TEL AVIV, June 25: Two leading Israeli and Palestinian figures officially launched on Wednesday a peace initiative aimed at collecting as many signatures as possible in a bid to force leaders on both sides to work toward ending months of violence.

Called “The People’s Voice”, the project was initiated by a former chief of Israel’s Shin Beth internal security services, Ami Ayalon, and Sari Nusseibeh, a Palestinian intellectual who heads the Al Quds University, in the holy city.

Both of them are moderates who have been almost marginalized within their own communities. They signed in July last year a “Statement of Principles” based on the vision of two states living side-by-side as is the so-called internationally-drafted roadmap for peace.
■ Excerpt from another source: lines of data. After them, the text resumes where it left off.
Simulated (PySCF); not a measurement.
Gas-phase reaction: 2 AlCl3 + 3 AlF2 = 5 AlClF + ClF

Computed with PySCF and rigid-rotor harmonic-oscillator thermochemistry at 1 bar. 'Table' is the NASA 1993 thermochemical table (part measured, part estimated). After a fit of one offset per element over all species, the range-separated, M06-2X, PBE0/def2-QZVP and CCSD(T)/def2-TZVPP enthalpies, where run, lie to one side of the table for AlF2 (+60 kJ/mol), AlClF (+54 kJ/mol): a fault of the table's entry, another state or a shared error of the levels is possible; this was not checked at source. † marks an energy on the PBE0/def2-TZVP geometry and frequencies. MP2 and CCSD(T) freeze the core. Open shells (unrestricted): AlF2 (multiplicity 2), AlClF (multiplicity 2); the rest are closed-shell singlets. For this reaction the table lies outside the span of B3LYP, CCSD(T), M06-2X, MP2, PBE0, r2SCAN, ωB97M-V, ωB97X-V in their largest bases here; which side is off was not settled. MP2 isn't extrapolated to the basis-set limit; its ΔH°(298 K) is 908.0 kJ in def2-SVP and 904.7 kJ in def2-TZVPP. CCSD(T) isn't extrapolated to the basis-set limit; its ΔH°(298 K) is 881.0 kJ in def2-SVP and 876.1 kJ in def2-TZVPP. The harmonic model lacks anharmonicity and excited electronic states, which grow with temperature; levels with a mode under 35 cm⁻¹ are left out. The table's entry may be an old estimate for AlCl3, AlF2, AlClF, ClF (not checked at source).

But the document presented by the two men is more far-reaching than the blueprint currently being discussed as it does not focus on rekindling negotiations, but rather on determining their outcome.

The text calls for an Israeli withdrawal from all territories occupied during the June 1967 war “with the possibility to exchange territories”, and division for Al Quds, whose Arab neighbourhoods would come under Palestinian sovereignty.

The plan also stipulates that the 3.7 million Palestinian refugees could only return to a future Palestinian state and not to towns and villages inside Israel.

During a joint press conference in Tel Aviv, Mr Nusseibeh and Mr Ayalon said the plan was aimed at supporting and complementing the roadmap, which calls for the creation of an independent Palestinian state by 2005.

Mr Nusseibeh, who was in charge of affairs in the holy city for the Palestine Liberation Organization until last year, said he hoped to collect “100,000 signatures in the next six months” in order to “encourage leaders to take the necessary measures”.

Mr Ayalon said he hoped to collect two Israeli signatures for each Palestinian one, and added that the petition would be officially launched in newspapers on Thursday.

The measures proposed by the two officials appear as a radical break in the protracted step-by-step political process currently under way, but are likely to draw little public support.

But thePalestinian stressed: “We started this campaign because it is not a popular point of view.”

He said he had demanded financial aid for the project from the United States and the European Union, but added he had not yet received a response.

He said that waiving the right of return for Palestinian refugees was “the price we have to pay to get our independent state”.

Palestinian leader Yasser Arafat had handed the prickly Al Quds file to Mr Nusseibeh in 2001, but his moderate stance had prompted verbal attacks from several Palestinian movements.

His dovish proposal was likely to draw irate reactions from the Palestinian hardline groups, who have vowed to fight for the right of return with their blood.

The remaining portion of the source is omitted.